So you've been hearing that voice again, the one that says you're not doing what you were born to do. That may be true, but how do you figure out what you should be doing?
To begin answering this question, examine whether your current career path matches your core interests, beliefs, values, needs and skills. Professional career counselors usually undertake this strategy when attempting to help clients identify appropriate career directions.
Ask yourself these questions, and record your answers:
1. What subjects do you most enjoy reading about?
2. What television or radio programs do you most enjoy?
3. What are your favorite types of movies?
4. What are your favorite hobbies or pastimes?
5. What type of volunteer activities do you prefer?
6. What subjects do you enjoy discussing with friends?

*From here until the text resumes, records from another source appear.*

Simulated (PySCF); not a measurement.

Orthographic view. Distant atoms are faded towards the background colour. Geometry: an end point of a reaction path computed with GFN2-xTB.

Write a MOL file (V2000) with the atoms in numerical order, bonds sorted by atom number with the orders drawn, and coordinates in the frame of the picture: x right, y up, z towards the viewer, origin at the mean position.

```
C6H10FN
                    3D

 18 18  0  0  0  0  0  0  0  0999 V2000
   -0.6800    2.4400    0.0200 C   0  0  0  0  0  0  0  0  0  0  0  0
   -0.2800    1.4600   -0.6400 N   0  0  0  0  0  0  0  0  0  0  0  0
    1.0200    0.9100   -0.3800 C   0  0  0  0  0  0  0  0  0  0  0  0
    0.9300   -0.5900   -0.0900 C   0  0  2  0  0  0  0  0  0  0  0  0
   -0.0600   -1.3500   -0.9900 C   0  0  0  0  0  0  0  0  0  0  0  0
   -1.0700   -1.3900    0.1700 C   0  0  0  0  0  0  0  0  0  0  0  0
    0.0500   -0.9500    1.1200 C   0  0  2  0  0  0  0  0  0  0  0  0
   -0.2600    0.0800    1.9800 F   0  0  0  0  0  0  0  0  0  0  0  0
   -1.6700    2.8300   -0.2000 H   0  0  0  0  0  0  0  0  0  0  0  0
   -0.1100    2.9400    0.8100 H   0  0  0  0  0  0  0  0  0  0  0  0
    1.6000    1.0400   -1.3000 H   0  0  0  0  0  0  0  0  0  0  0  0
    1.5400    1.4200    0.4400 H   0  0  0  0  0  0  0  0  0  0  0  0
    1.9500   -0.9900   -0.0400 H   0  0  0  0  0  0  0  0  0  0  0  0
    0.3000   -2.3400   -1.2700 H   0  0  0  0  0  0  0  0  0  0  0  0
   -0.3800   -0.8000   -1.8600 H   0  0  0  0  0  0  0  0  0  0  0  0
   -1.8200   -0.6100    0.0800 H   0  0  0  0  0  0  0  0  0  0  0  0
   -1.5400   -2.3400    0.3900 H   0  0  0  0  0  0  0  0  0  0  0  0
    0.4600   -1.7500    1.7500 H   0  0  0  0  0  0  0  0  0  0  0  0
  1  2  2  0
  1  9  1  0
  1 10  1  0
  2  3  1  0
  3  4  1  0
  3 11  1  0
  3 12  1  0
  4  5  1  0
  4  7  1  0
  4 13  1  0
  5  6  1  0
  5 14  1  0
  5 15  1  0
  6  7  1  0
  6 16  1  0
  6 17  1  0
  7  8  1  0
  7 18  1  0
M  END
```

7. What subjects come to mind when you daydream?
8. What have been your favorite jobs?
9. What were your favorite school subjects?
10. What are your pet peeves?
11. If you doodle, what do you often draw?
12. If you ran the world, what changes would you make?
13. If you won a million bucks, what would you do with it?
14. Who are your favorite kinds of people?
15. How would you like to be remembered after your death?
16. What are your favorite toys?
17. How would you describe your political beliefs?
18. Who do you most admire in life and why?
19. What tasks have brought you the most success?
20. What tasks do you think you could do well that you haven't yet done?
Examine your answers. Do you see a certain behavior or belief in more than one aspect of your life? What information do you see repeated that seems to reveal a behavior pattern? What are your long-lasting interests?
Using this information, paint a self-portrait by completing the following statements:
- I am mainly interested in
- I believe most in
- I most value
- For a good life, I feel I need
- I can do the following well
Now ask yourself if your current job helps you achieve these five statements. If it does, you're probably in the right career. Chances are, however, that the nagging voice means your current career is not satisfying your core features. If this is the case, then it's time to find a better fit.